On 05/01/2012 04:32 PM, Keith Thompson wrote:
....

The latest draft of the C++ standard that I currently have access to is
n3035, dated 2010-02-16.

That's rather old, I believe N3225 was the last draft (Like C11, the
actual standard is still overpriced).
In section C, it describes differences between C and C++. In section
C.1.5 it says "The keyword auto cannot be used as a storage class
specifier.". The rationale for this change is given as "Allowing the use
of auto to deduce the type of a variable from its initializer results in
undesired interpretations of auto as a storage class specifier in
certain contexts." It cites section 7.1.6.4, which describes the 'auto'
type specifier, as the basis for this prohibition.
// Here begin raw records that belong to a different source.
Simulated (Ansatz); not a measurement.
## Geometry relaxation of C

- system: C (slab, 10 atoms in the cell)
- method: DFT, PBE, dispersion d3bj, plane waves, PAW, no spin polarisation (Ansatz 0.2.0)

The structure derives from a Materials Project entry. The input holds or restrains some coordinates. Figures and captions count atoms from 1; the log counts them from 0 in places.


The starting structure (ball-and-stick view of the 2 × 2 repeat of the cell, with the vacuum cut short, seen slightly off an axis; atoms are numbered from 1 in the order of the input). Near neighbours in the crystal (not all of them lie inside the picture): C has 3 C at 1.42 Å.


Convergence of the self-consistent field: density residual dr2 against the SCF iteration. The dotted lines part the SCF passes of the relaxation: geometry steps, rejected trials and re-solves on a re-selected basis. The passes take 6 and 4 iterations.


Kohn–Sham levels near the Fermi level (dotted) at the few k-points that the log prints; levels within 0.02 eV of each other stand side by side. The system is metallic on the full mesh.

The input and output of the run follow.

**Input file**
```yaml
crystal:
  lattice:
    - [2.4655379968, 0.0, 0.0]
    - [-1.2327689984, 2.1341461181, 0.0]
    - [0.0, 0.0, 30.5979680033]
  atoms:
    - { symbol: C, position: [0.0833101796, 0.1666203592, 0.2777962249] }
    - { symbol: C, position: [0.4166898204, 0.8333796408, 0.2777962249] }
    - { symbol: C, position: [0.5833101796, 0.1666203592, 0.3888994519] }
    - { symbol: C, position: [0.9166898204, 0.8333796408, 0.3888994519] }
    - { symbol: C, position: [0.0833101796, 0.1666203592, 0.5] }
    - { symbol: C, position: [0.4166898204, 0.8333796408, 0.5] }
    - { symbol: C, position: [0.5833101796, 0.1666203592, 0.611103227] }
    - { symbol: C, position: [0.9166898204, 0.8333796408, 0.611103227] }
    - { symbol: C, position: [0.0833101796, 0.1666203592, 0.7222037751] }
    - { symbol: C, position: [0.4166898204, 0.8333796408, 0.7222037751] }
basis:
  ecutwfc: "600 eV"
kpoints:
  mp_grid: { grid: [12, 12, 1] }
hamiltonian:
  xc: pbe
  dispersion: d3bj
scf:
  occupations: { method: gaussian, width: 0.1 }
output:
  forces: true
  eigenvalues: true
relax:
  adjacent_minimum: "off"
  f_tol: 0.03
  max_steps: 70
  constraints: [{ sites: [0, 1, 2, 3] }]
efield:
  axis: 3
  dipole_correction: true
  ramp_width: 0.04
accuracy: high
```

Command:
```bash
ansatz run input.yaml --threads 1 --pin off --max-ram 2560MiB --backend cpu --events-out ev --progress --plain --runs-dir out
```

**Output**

In section 7.1.6.4p5 it says "A program that uses auto in a context not
explicitly allowed in this section is ill-formed.". I found no mention,
in that section, of using 'auto' with the meaning it has in C, only the
new meaning that it has in C++.

That's why it gets a mention in the compatibility section!
 
I

Ian Collins

Am 05/01/2012 10:32 PM, schrieb Keith Thompson:

that would be good news, since I like the feature itself

As long as there is a type following auto, this is an old style
declaration of an automatic variable?

How would one then resove ambiguities, and declaration order?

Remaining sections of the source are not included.